In junior high school in Philadelphia, Pennsylvania, he was president of the French Puppet Club. As such, his responsibility was to introduce the puppet play. Worried that he might forget his lines, he had written his speech on note cards before he went on stage, but the spotlights blinded him so he couldn't read them. Without saying a word, he crumpled the papers, dropped them to the floor, and walked off. Hidden behind the puppet stage, though, he spoke his lines in fluent French.
At the age of 19, he met two sisters who invited him to attend the annual Victorious Life Conference in Keswick Grove, New Jersey, over Labor Day weekend in 1941. He went with a carload of young people. George Beverly Shea, who later became well known as the beloved soloist for the Billy Graham Crusades, was the song leader and soloist for the conference at the campsite near Tom's River, owned by Addison C. Raws. Having been a boy soprano in an Episcopal church, my dad was impressed with the ministry of Bev Shea. That weekend, he committed himself to Christ. Soon, he felt God was calling him into full-time ministry.

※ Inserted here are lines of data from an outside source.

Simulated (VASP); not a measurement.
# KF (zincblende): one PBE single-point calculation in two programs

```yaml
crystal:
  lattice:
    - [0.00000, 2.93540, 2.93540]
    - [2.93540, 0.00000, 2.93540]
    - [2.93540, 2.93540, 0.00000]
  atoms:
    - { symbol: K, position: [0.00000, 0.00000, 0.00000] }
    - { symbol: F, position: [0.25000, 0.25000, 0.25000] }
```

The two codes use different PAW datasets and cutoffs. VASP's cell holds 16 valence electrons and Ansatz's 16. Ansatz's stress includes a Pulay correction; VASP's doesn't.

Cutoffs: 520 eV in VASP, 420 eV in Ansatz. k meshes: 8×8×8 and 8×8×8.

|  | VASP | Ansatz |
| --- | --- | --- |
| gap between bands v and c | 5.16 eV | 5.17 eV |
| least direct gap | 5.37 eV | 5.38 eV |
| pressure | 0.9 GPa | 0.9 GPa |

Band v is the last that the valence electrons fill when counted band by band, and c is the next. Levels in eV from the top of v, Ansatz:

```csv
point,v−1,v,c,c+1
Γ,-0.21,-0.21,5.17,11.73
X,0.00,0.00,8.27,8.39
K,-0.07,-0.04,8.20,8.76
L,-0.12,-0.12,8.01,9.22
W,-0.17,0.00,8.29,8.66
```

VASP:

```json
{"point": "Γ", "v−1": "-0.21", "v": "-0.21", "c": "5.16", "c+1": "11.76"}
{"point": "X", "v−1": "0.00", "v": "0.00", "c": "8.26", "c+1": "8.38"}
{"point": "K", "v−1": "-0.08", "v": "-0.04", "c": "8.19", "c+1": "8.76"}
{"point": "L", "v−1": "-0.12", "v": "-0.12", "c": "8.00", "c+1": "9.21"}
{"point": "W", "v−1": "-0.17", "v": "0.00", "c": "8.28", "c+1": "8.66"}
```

"God, do You know what You're asking? How can I preach the gospel if I can't speak in front of people?" Agonizing over his Call, he finally enrolled in a public speaking course at Temple University. "I literally had to take myself by the scruff of the neck and drag myself to that class," he said, although he remembers little about the actual class.
He received his Local Preacher’s License from the Methodist Church, but his theological studies at Temple University were interrupted by World War II. In 1942, he joined the U.S. Coast Guard. Upon completing Radio School, he was sent to Ketchikan, Alaska, where on August 16, 1944, he married AnnaMae, the daughter of the Reverend and Mrs. Charles C. Personeus, the first Assemblies of God missionaries to Alaska.
Following World War II, he completed his formal ministerial education at Eastern Bible Institute of the Assemblies of God (now Valley Forge Christian College). I was two-and-a-half years old, when we moved to the tiny fishing village of Pelican, Alaska, to help the Personeuses build the church there (read the account of my family's trip to Alaska in previous blogs).
When God called Moses to lead the Israelites out of Egypt into the Promised Land, Moses objected. "I can't speak," he said. God gave him his brother Aaron to be his mouthpiece. Soon, however, Moses was speaking God's words directly to the people. Just as God equipped Moses for the calling God had placed on his life, so God enabled my father to become a preacher of the gospel.
What is God calling you to do for Him that you feel inadequate for? Don't be afraid to step out in faith in spite of your own perceived shortcomings, knowing that God will equip you for the task. As someone once wrote, "God doesn't call the qualified; He qualifies the called."